The posterns in these castles are often very elaborate. There is a very fine one at Windsor, opening in the castle ditch, and intended for the passage of cavalry. This is probably of the age of Henry III. At Caerphilly are two with regular gatehouses and drawbridges. Sometimes the postern is a small door with a grate. That at Goderich was worked in the floor above, so that it required two men in two several places to open or close the postern. At Caerphilly are two water-posterns; one out of which a boat could be lowered into the lake, the other at the water-level, as at Ledes and Tonbridge. Harlech water-gate has been mentioned.
The castles both of Henry and Edward combine the palace with the fortress, but the domestic are always subordinate to the military arrangements. Whether absolutely original, as Caerphilly or Beaumaris, or completions of older works, as Corfe, Dover, and the Tower, they usually present a grand appearance, and the masonry is generally excellent.
Very many of our principal towns were walled in during the reigns of Henry and Edward; some—as York, Leicester, Colchester, and Chester—took advantage of the Roman wall. Northampton was walled before 1278. At Winchester the wall was founded upon an early earth-bank. The only licences granted for town walls appear to have been to the men of Harwich and Ipswich, 26 Ed. III.; the Mayor and prud-hommes (probi homines) of Coventry, 37 and 38 Ed. III.; of Salisbury, 46 Ed. III.; and of Winchelsea, 3 Hy.; the defences of Hereford, a very exposed place, seem to have been formed of briars and thorns, placed upon very formidable banks of earth. It sometimes happened that the gatehouses were of masonry, while the rest of the defences were banks of earth stockaded.

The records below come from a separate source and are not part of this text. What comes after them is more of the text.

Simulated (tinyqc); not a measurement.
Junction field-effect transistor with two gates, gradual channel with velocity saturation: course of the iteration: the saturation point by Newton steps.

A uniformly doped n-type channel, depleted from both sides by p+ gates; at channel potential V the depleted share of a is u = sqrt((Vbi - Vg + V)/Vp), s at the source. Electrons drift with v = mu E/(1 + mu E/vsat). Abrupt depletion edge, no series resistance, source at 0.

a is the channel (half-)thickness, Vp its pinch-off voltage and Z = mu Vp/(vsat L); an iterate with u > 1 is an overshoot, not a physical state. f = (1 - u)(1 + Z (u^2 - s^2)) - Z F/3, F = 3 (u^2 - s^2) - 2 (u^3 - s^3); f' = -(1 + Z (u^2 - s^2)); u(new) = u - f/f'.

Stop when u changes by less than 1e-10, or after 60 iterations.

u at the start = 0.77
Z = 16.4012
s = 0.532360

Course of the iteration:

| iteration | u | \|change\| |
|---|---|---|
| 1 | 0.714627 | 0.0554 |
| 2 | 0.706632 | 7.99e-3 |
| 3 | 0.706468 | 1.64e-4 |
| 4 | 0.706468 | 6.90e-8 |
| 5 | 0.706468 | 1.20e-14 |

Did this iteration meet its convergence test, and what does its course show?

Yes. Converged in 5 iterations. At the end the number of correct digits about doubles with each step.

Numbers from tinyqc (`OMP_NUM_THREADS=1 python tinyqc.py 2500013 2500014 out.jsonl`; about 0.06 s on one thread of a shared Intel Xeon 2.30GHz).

The fourteenth century was prolific in castles, chiefly of the smaller class, upon the Scottish border and in Scotland. In England Dacre, Dunstanborough, and Spofforth were built early in that century; the Palace Castle of St. David’s was built in 1342, Caesar’s Tower at Warwick about 1360, and Guy’s Tower in 1394, two magnificent works. Gradually, however, pure castles fell into disuse, and such structures as Bolton and Wressill and Sheriff-Hutton took their place, affecting generally the form of a square court, round which the buildings were ranged, and which was entered by a regular gatehouse. In these, however, the castellate character was employed more from custom than from necessity, and the external windows are large, and the walls of very moderate thickness. Many of the royal castles were left to decay, and others were employed as prisons and handed over to the counties. A short Act of the 13 R. II. orders “that the King’s castles and gaols should be joined to the bodies of the counties, and, where severed, should be reunited.”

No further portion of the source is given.